So, why is Utah Attorney General Mark Shurtleff so confident that Sen. Bob Bennett (R-Utah) is on track to lose at the state GOP convention on May 8? I got an early look at a survey of state GOP delegates conducted by a Utah firm. It's not pretty.
When more than 1,000 delegates were polled on their choices in the Senate race, only 15 percent chose Bennett. When asked for a second choice, only 5 percent picked Bennett. In the first test, he's barely in the top three, which raises the possibility of the three-term senator getting knocked out of the convention in the first round of voting. The frontrunner is Mike Lee, a first-time candidate who gets 35 percent of first-choice votes and 22 percent of second-choice votes.
"Mike Lee is the frontunner," said Chuck Warren, a Utah political consultant whose Silver Bullet firm conducted the poll. "He's the only one I see who can get to 60 percent at the convention."
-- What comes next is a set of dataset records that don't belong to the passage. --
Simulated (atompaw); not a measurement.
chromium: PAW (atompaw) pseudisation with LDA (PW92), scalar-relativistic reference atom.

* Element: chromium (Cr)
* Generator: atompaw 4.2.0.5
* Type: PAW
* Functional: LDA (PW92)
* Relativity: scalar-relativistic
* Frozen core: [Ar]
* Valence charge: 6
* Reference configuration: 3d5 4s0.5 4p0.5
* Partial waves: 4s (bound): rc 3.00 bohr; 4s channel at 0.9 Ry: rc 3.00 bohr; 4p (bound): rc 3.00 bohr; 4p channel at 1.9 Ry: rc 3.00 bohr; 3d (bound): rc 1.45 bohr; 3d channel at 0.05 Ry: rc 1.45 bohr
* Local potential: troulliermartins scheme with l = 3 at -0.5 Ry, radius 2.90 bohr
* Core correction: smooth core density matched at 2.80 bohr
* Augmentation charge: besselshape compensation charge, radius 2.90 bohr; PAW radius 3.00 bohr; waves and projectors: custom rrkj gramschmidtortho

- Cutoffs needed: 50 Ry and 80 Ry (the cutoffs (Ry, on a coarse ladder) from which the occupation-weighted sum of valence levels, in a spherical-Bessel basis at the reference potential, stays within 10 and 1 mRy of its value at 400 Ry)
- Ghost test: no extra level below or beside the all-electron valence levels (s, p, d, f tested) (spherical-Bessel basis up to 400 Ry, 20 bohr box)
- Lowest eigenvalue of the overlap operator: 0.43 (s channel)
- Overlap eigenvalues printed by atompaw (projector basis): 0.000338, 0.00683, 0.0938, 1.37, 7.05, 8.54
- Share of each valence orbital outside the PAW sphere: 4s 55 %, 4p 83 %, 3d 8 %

Why does the 60 percent number matter? Theoretically, Bennett can lose at the convention and win the GOP primary in June. Indeed, that's what former congressman Chris Cannon did in 2006. But if a candidate gets to 60 percent in several rounds of voting, he is the nominee -- there's no primary. The best hope for Bennett might be surviving to the final round and holding Lee to 59 percent in a two-way race.